I am not any less significant as others are, nor am I any more important as the rest of the world is.
Last Friday I brought my car to sears between wading through work demands. I discovered my muffler has been hanging pathetically and could let go any moment soon. On my way I remembered my oil has been due for change some two months back, so I thought I might as well do it then. After some wait, I was charged less than $20 for the oil change - the cheapest I've been charged ever - and got the muffler holder screwed back on free of charge. Happy with the deal and ecstatic with getting car issues out of my way, I made an effort to make sure people got credit for it, so I did the sears survey and gave glowing reviews.
Later that day, wondering why I haven't got my pay for a month now, I found out the reason was because I fell through the cracks. My name was unfortunately missed out in the roster amongst the others. The day even went worse when I found out from the Sears guy that the mechanic forgot to put my oil cap back on. Annoyed with the thought that I have to go back, and that my car could be in bigger trouble, I was transforming to Ms Hyde.
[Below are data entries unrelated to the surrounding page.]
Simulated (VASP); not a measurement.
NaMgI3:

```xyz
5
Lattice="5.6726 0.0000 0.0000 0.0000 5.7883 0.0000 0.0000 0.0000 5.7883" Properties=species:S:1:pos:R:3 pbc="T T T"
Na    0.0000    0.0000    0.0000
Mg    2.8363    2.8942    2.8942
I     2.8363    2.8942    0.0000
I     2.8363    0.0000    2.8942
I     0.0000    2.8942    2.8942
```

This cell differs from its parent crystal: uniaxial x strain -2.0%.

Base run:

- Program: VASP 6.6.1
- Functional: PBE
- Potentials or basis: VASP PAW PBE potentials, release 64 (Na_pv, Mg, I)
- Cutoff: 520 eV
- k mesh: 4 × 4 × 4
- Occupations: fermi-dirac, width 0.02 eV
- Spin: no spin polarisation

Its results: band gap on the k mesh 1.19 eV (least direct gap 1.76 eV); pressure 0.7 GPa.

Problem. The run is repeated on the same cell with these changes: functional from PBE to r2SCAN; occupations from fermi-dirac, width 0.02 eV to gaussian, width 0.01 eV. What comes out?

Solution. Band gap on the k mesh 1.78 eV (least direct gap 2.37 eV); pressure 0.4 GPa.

And then off to Sears Ms. Hyde went, spewing out like a tiny little mean Asian girl. It didn't help that after the clean up, the paint under the hood was rubbed off, making Ms Hyde on the verge of being Ms. Hulk. Spew and spew and spew, thinking she has a point. Unfortunately, whatever point there was, got drowned by her mean actions.
When the anger ebbed, I was left to realize that once again my temper have failed me. I was scared with the thought that I have started to think myself as bigger than who I am or what I perceive myself to be. I expect myself to be better than that.
I vowed from that day on - I will not see anyone less significant as myself. Nor will I see myself any less important than others.